Author of Befriending Silence, The Big Book of Christian Mysticism, Answering the Contemplative Call, and other books. Retreat leader. Speaker. Professed Lay Cistercian.

  • Sue

    I must say, I find blogging a love/hate thing because of all these reasons you mention above. I am an aspiring, as-yet unpublished writer, and I love blogging so much that the thought of writing a book seems harder and harder to me (unless you published each chapter you wrote as a blog post ;)

  • Painterofblue

    So I was off base! :)

    Then, I wonder if your ambivalence about this project is also telling you something? Perhaps God is asking you to choose between what looks like an excellent project- writing a book, and what really feeds your soul? Classic self vs. Self stuff. Probably I’m off-base again, but it’s fun to try!

  • Carl McColman

    Oh, I don’t know if you’re off base, but I think this isn’t about an off-on switch so much as a rheostat. It’s not a question of book vs. blog, but of how much energy goes to each.

  • rodney neill

    Happy New Year!

    I always enjoy reading your blog. This year as an experiment I plan to select and read/comment on 10 specific blogs consistently rather than the scattergun approach I have had up to now. There are so many good blogs that it is hard to choose from! You are one of my chosen 10 (aren’t you lucky!) I look foward to your blog this year!


  • Carl McColman

    Thanks, Rodney. What an auspicious first comment for 2008 yours is. I hope it will prove to be worthy of your selection. And if there are any blank spots (several days without a post), just chalk it up to bookwriting.

  • mariacristina

    Carl, your blog is a nice resource for spiritual seekers and writers. I saw this post listed on the WordPress Dashboard.

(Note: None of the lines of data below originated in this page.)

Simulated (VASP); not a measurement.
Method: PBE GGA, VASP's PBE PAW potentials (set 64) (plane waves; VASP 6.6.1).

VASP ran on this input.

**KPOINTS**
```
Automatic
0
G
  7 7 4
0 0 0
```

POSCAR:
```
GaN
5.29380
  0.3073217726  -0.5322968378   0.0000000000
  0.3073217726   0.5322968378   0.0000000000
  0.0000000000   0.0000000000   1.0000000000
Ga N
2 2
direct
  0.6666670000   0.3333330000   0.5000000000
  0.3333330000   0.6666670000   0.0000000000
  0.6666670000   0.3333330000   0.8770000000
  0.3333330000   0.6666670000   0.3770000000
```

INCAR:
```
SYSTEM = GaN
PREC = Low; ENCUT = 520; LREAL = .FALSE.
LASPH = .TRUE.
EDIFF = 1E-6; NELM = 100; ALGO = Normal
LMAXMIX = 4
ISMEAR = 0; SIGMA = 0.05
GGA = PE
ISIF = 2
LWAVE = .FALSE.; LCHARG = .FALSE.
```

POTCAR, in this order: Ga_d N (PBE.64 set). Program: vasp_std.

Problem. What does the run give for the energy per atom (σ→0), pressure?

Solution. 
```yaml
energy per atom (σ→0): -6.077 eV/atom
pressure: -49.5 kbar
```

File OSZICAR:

    I liked how you divided the blog writing versus the book. Both are from God, don’t you think? I think more about listening to my inner wisdom with these matters, but I find it dangerous to assume I know the mind of a God who exists someplace outside of myself. Just my way of living.

    I’m 47 too, and I live in Georgia. How intersesting! And I’m a writer, albeit a newcomer to the biz.

    Happy New Year!

  • Arti

    The issue may not so much one of writing, but of reading. With the recent reading survey results released by the National Endowment for the Arts, which I wrote in my blog, and some of the comments I’m getting make me feel we’re on a path to the oblivion of book reading.

  • adana oto kiralama


    thanks ;)

  • zneval

    i would caution you as to the unpredictability of tomorrow. i would not think of things in terms of how many years you have left to write. keep in mind that spirituality is first and foremost the grasping towards god’s Will. this means we must strive and trust our heart. the world is not as-yet fit for [ ]. it will fool you in to following your own ends.

    always let the words do the writing. let the lord do the writing. then you will not write in blogs or in books; you will simply Write.